FastSync

FastSync is an element of the Babble protocol which enables nodes to catch up with other nodes without downloading and processing the entire history of gossip (Hashgraph + Blockchain). It is important in the context of mobile ad hoc networks where users dynamically create or join groups, and where limited computing resources call for periodic pruning of the underlying data store. The solution relies on linking snapshots of the application state to independent and self-contained sections of the Hashgraph, called Frames. A node that fell back too far may fast-forward straight to the latest snapshot, initialize a new Hashgraph from the corresponding Frame, and get up to speed with the other nodes without downloading and processing all the transactions it missed. Of course, the protocol maintains the BFT properties of the base algorithm by packaging relevant data in signed blocks; here again we see the benefits of using a blockchain mapping on top of Hashgraph. Although implementing the Snapshot/Restore functionality puts extra strain on the application developer, it remains entirely optional; FastSync can be activated or deactivated via configuration.

Overview

_images/fastsync.png

The Babble node is implemented as a state-machine where the possible states are: Babbling, CatchingUp, Joining, Leaving, and Shutdown. When a node is started and belongs to the current validator-set, it will either enter the Babbling state, or the CatchingUp state, depending on whether the fast-sync flag was passed to Babble.

In the CatchingUp state, a node determines the best node to fast-sync from (the node which has the longest hashgraph) and attempts to fast-forward to their last consensus snapshot, until the operation succeeds. Hence, FastSync introduces a new type of command in the communication protocol: FastForward.

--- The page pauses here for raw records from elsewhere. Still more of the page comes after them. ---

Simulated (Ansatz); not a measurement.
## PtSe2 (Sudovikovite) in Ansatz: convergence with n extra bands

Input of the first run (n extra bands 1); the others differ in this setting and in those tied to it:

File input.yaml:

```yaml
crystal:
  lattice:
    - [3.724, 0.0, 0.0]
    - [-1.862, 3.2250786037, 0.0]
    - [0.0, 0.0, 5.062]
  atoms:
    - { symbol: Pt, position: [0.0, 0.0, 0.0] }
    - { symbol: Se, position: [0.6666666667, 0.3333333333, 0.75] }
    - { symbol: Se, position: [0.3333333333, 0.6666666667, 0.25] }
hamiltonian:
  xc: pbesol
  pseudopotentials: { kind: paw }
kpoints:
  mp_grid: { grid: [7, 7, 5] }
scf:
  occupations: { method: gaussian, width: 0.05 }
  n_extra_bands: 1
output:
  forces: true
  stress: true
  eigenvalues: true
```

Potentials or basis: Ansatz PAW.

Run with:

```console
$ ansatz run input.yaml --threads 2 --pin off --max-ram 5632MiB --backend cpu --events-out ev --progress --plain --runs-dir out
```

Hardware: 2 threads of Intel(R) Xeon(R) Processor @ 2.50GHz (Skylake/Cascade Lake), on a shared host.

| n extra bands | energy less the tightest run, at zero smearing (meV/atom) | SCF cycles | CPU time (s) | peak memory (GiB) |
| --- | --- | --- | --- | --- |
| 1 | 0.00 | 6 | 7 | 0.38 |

Upon receiving a FastForwardRequest, a node must respond with the last consensus snapshot, as well as the corresponding Hashgraph section (the Frame) and Block. With this information, and having verified the Block signatures against the other items as well as the known validator set, the requesting node attempts to reset its Hashgraph from the Frame, and restore the application from the snapshot. The difficulty resides in defining what is meant by last consensus snapshot, and how to package enough information in the Frames as to form a base for a new/pruned Hashgraph.

Frames

Frames are self-contained sections of the Hashgraph. They are composed of FrameEvents which wrap regular Hashgraph Events along with precomputed values for Round, Witness, and LamportTimestamp. Usually, these values would be calculated by every node locally but since FrameEvents belong to Blocks, which eventually collect enough signatures (>1/3), they can be used directly. Basically, Frames form a valid foundation for a new Hashgraph, such that gossip-about-gossip routines are not discontinued, while earlier records of the gossip history are ignored.

type Frame struct {
    Round    int //RoundReceived
    Peers    []*peers.Peer
    Roots    map[string]*Root
    Events   []*FrameEvent         //Events with RoundReceived = Round
    PeerSets map[int][]*peers.Peer //[round] => Peers
}

A Frame corresponds to a Hashgraph consensus round. Indeed, the consensus algorithm commits Events in batches, which we map onto Frames, and finally onto a Blockchain. This is an evolution of the previously defined blockchain mapping. Block headers now contain a Frame hash. As we will see later, this is useful for security. The Events in a Frame are the Events of the corresponding batch, in consensus order.

_images/dag_frames_bx.png

Roots

Frames also contain Roots, with a certain number of past FrameEvents for each particpant. Intuitively, “replanting” a Hashgraph requires deep enough roots. The Hashgraph is an interlinked chain of Events, where each Event contains two references to anterior Events (SelfParent and OtherParent). Upon inserting an Event in the Hashgraph, we check that its references point to existing Events (Events that are already in the Hashgraph) and that at least the SelfParent reference is not empty. This is partially illustrated in the following picture where Event A2 cannot be inserted because its references are unknown.

_images/roots_0.png

If, when resetting from a Frame, we only used the Events associated with the corresponding round-received, we would quickly run into a situation where future Events reference unknown/older Events, and fail to be inserted. Hence, we need to package a “history” of past Events in the Frame, as a base layer for resetting the Hashgraph; this is contained in the Roots.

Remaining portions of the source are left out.